The project is the refurbishment of a London townhouse from the 1870s; it was a decade that saw Graham Bell’s first prototype telephone and Thomas Edison’s invention of the light bulb. There were also advances in construction with increased professionalism and new technology – with the advent of plate glass, large windows could be fabricated with fewer glazing bars. But building was still a craft and there are no straight lines in the fabric of this house.
Revealing Historic Layers
When we refurbish a 150 year old house that is barely modernized, lots of curiosities are unearthed. Peeling back the layers of old carpet, underlay and then floorboards reveals the history of the building and some of its inconsistencies. At first floor level, original timber joists appear; they are solid and very deep, more so than modern joists, while in the roof the original timbers barely support the slate tiles. You also find the odds and ends of other stories - a scrap of newspaper from the 1950s and then the glint a crisp packet unmistakably from the 1980s and alarmingly intact.

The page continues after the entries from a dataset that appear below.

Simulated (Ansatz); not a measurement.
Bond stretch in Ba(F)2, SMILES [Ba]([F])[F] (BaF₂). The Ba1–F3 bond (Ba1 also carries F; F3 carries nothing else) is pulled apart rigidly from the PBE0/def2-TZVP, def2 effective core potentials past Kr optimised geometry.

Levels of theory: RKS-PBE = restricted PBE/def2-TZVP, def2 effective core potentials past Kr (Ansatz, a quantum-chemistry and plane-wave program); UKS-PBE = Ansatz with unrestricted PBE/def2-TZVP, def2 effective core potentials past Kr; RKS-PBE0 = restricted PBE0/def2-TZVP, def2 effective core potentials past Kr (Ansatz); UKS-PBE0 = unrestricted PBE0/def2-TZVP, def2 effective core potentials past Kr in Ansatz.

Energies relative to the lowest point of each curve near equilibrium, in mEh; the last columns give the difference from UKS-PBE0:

Woldon are soon to be completing the refurbishment of this tired 19th century townhouse and garden in Notting Hill as an elegant and contemporary home. Our task has been to balance the apparent gymnastics of retaining and revealing the house’s character while providing almost total modernization. Our intervention is at times extreme, with demolition and new steels, to more subtle - new finishes, ironmongery and cornices. Often our skill is knowing when and how far to intervene and knowing when to stop.